Hope, resilience, humor, a bit of swing, a dash of country, and all kinds of bluegrass -- that’s all to be found on Rhonda Vincent’s latest album Good Thing Going. Not to mention, of course, that Vincent is one of the best singers around, in bluegrass or any genre. There’s a classic country tearjerker with The Scorn of a Lover, and a gospel tinged hope filled story filled story on I Will See You Again. Lover’s Hit parade is straight up bluegrass, both fun and substance. I’m Leavin’ is a bit of the resilience, a driving Vincent original that’d be at home on a country or bluegrass playlist. A different and slightly wry take on that situation, maybe, is the story in World's Biggest Fool, which is set to a fine country swing melody. Just One of a Kind and I Gotta Start Somewhere are, in their different ways, heartfelt songs of the possibilities of love and the possibilities of change.

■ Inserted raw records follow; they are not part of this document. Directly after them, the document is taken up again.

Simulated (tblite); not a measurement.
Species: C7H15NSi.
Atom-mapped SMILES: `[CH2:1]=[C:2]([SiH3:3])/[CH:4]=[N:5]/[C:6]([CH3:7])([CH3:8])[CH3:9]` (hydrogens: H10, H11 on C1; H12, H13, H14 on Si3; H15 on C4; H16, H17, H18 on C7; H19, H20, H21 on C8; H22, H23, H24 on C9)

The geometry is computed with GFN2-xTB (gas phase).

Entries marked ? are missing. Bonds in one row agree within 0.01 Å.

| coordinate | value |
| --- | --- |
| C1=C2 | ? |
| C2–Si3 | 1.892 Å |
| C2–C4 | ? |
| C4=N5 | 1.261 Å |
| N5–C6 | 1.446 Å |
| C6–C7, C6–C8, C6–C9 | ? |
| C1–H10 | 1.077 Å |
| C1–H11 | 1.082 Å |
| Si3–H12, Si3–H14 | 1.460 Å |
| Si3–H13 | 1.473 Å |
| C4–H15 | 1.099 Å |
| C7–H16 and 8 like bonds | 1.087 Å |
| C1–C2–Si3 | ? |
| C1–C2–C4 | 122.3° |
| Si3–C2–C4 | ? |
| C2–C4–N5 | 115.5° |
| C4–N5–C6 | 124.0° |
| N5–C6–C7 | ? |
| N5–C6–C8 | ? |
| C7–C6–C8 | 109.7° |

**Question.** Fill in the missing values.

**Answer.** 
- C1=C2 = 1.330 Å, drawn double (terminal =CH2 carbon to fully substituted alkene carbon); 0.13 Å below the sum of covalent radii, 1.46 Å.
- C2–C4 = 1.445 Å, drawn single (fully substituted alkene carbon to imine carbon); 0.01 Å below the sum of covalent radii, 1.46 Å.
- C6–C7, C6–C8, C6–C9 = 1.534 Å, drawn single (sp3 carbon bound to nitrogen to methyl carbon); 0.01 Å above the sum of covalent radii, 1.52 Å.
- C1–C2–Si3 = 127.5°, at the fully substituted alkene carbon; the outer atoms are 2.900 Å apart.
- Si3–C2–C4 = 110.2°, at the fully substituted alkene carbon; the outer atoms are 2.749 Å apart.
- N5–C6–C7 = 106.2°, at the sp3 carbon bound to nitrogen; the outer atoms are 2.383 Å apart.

That's just part of the fine stuff on this collection -- and then there’s Keith Urban.

The country superstar joins Vincent for quiet, understated, and quite lovely take on the folk song The Water Is Wide. Mention must made too, of the excellent group of backing musicians who support Vincent on the project, including Hunter Berry, Ron Stewart, and Rhonda’s brother, Darrin Vincent, who also co produced the project with her.